The Scientific Computing Division conducted three surveys in the spring of 2001:
· A general survey of SCD computer users on the services offered by SCD
· A survey of NCAR Command Language (NCL) users
· A survey of users of SCD-provided research data
Brief descriptions of the survey population and the demographics of the respondents are given below, followed by the survey findings. A copy of each survey, detailed analyses and charts, and responses from users to open-ended questions are contained in Sections 2, 3, and 4 of this booklet.
We requested and received candid responses to our questions. Respondents were asked to elaborate on their responses via the open-ended questions, especially if they were dissatisfied with a service. The input we received will have a large impact on our future planning.
SCD surveyed 287 users of SCD computers. This included 91 principal investigators, 193 lead users from projects using 100 General Accounting Units (GAUs) or more during the calendar year 2000, plus 111 researchers who had used 500 GAUs or more during calendar year 2000. After accounting for people in more than one category, we were left with 287 unique individuals.
One hundred thirty-eight users responded, yielding a 48% response rate after one follow-up email to those who had not responded by the deadline. Forty percent of the respondents work for a university or attend a university and 35% are located at a university, 36% are UCAR/NCAR employees or visitors, 7% are affiliated with another type of organization, and 17% did not respond to any of the demographic questions.
Eighty-two percent of the respondents personally use SCD computing facilities. The other respondents supervised users of the SCD computing facility. Sixty-two percent of the respondents said they had used 500 GAUs or more during a 12-month period since 1998. Ninety-seven percent of the respondents had used SCD computing facilities during 2000, the last full year during the review period.
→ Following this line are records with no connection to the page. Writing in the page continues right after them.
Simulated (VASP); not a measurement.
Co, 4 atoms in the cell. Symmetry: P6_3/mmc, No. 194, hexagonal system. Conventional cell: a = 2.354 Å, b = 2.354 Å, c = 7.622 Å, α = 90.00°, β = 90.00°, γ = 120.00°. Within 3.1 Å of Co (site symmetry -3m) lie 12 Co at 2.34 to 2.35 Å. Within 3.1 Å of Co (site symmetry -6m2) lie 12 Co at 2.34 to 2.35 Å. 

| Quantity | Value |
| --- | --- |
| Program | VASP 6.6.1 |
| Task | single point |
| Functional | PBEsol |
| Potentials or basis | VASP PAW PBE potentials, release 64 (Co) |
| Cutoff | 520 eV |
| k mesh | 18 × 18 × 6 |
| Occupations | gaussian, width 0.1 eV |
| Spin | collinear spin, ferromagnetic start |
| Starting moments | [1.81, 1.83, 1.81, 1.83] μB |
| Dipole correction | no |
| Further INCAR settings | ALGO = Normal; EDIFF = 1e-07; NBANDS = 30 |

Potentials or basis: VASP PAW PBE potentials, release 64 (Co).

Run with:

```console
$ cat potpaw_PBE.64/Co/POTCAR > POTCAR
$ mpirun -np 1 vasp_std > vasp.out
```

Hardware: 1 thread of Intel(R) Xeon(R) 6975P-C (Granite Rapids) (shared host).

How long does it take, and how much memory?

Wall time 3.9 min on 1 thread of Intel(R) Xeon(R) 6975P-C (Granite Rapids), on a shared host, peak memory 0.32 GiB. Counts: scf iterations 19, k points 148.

For the NCL survey, SCD surveyed 256 potential NCL users. These included people who had subscribed to the ncl-talk email list, people who had downloaded NCL from the web, people who attended an NCL workshop, and people who had contacted us with NCL questions. After accounting for people in more than one category, we were left with 256 unique individuals.
Forty-nine NCL users responded, yielding a 19% response rate after one follow-up email to those who had not responded by the deadline. Of these 49 respondents, 8 replied that they had never used NCL, so only 41 people actually filled out the rest of the survey. Of these 41 respondents, 46% of them work for a university or attend a university, 32% are UCAR/NCAR employees or visitors, and 22% are affiliated with another type of organization.
Sixty-six percent of the respondents personally use SCD computing facilities, 29% do not use the facilities, and 5% did not respond.
For the survey on SCD’s research datasets, we surveyed 191 people. This list included researchers who ordered datasets from SCD’s Data Support Section (DSS) or downloaded data from the DSS data server during calendar year 2000. The survey was sent to U.S. users only.
Forty-eight data users responded, yielding a 25% response rate. Sixty-one percent of the respondents work for or attend a university, and 39% are affiliated with another type of organization. Forty-nine percent are located at a university.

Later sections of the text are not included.